Reflections on BARC’s recent briefing with Dremio by Timm Grosser, BARC’s Senior Analyst for Data Management
What is a data lake engine?
In short, it should help to find data in its (cloud) data lake quickly and easily, and to evaluate it with a high level of query performance. Technically speaking, it is an SQL-based query engine with a semantic layer that enables queries on different data storage systems (on-premises or cloud-based). It acts as a central access point for JDBC/ODBC-compatible user tools.
About Dremio
Dremio was established in 2015 with headquarters in Santa Clara, USA. Currently, around 120 employees work for the technology supplier. Customers include companies such as Diageo, Microsoft, NCR, PayPal, Standard Chartered and Transunion. In the DACH region, DATEV, DB Cargo, Henkel and Software AG (Cumulocity IoT) already use Dremio. Datev, DBCargo and Henkel are among the showcase customers in the DACH region. Dremio is suitable for use by companies from all industry sectors. A dedicated team was established in early 2020 to focus on the German-speaking market. The company plans to expand this team in the future.
In 2018, Dremio Enterprise Edition was launched as a supplement to the open source Dremio Community Edition product. The Enterprise Edition primarily includes additional enterprise functions related to data protection and security as well as services. Dremio can be used on-premises and/or in your own cloud account (AWS, Azure).
Dremio is available in the AWS and Azure marketplaces and is a co-sell partner of both these providers.
Another strong global partner is Tableau. Tableau uses Dremio primarily for SQL data access to distributed file systems and has already convinced several customers to work with Dremio.

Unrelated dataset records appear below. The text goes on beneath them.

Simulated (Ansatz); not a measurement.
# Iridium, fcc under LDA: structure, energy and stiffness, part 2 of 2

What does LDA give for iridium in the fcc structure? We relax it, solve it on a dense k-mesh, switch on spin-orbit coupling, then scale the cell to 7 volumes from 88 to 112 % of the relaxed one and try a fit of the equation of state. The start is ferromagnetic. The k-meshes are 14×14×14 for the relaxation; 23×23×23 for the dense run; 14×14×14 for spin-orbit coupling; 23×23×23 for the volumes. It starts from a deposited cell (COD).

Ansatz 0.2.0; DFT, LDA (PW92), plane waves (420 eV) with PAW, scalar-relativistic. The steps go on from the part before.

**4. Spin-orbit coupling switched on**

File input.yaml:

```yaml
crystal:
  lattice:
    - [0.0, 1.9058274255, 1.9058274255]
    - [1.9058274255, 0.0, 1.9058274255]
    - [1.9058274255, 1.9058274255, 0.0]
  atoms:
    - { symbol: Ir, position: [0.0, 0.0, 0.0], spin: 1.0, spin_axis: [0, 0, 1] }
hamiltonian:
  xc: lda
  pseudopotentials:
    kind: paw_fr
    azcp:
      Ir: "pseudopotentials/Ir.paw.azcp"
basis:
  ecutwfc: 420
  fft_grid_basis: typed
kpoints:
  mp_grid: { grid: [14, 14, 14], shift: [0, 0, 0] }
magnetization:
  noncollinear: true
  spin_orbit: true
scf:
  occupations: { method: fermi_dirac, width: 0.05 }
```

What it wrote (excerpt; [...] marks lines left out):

Dremio is leveraged and has recently received a US$70 million cash injection.
The mission
With its technology, Dremio aims to simplify and accelerate access to data for analytical workflows and to make this more cost-effective than other players in the market. Its cost-effectiveness extends beyond technology license fees: its approach of not moving and duplicating data in the overall architecture also saves costs. Dremio follows the approach of providing fast, flexible access to (distributed) data via a user-friendly interface. This is to avoid additional persistent layers such as aggregations and to give users a platform to perform ad hoc analyses.
Its main users are business analysts, data scientists and data engineers. Dremio considers it important to be seen as an agnostic tool. It enables the querying of different data storage technologies at different locations (cross-cloud, on-premises/cloud, etc.).
The technology
Dremio goes back to Apache Drill, an SQL engine for Hadoop. This has never really caught on for analytical workloads, mainly for reasons of performance and complex handling. Apache Arrow – a technology that Dremio makes use of – was co-developed by Dremio co-founder and CTO Jaques Nadeau and is still being developed. Apache Arrow provides a cross-language development platform for in-memory data and specifies a standardized language-independent column storage format for flat and hierarchical data. This becomes interesting when it comes to linking different data stores with different formats for analytical queries and still delivers good performance.
Dremio provides connectors to various relational and non-relational storage technologies and distributed file systems. The next step is to execute queries on the connected systems. These queries are defined as virtual datasets and are executed (live) at the time of execution. Each query uses acceleration mechanisms such as massive parallel processing (MPP), query optimization or push-down options. The push-down allows the delegation of workload to the source systems. One of Dremio’s main performance features is called “Reflections”. These resemble “materialized views” and persist physically optimized data representation in column-based Parquet files if desired. With each query, Dremio checks whether a persisted (precalculated) intermediate result is available, thus saving computing time. An internal catalog is available for data searches in the technical metadata. The technical metadata can be tagged with wikis and tags, making it findable for the more professional user. The solution does not replace an enterprise data catalog, but can be integrated with one.
Further expansion of Reflections is a particularly exciting aspect of Dremio’s roadmap. Today, these still have to be set up manually. In the future, the system is set to provide “intelligent” support with the help of data from the query behavior.
Analyst opinion
Dremio is a query engine for analytical workloads, preferably on (cloud) data lakes. The technology offers an approach to virtually merge today’s complex, heterogeneous system landscapes. The idea of an access layer across different cloud offerings seems especially attractive and opens up the possibility to operate on more than one cloud platform, giving the analyst a lot of flexibility in data delivery. A technology/vendor lock-in is avoided.
Dremio calls itself a query engine with a semantic layer and leaves the data processing to the specialists. This is how it successfully differentiates itself from providers such as Databricks and Denodo. The promise: high performance at low cost.
It remains to be seen to what extent its performance convinces customers. We are looking forward to finding out more in our upcoming reference customer meetings and technological deep dives.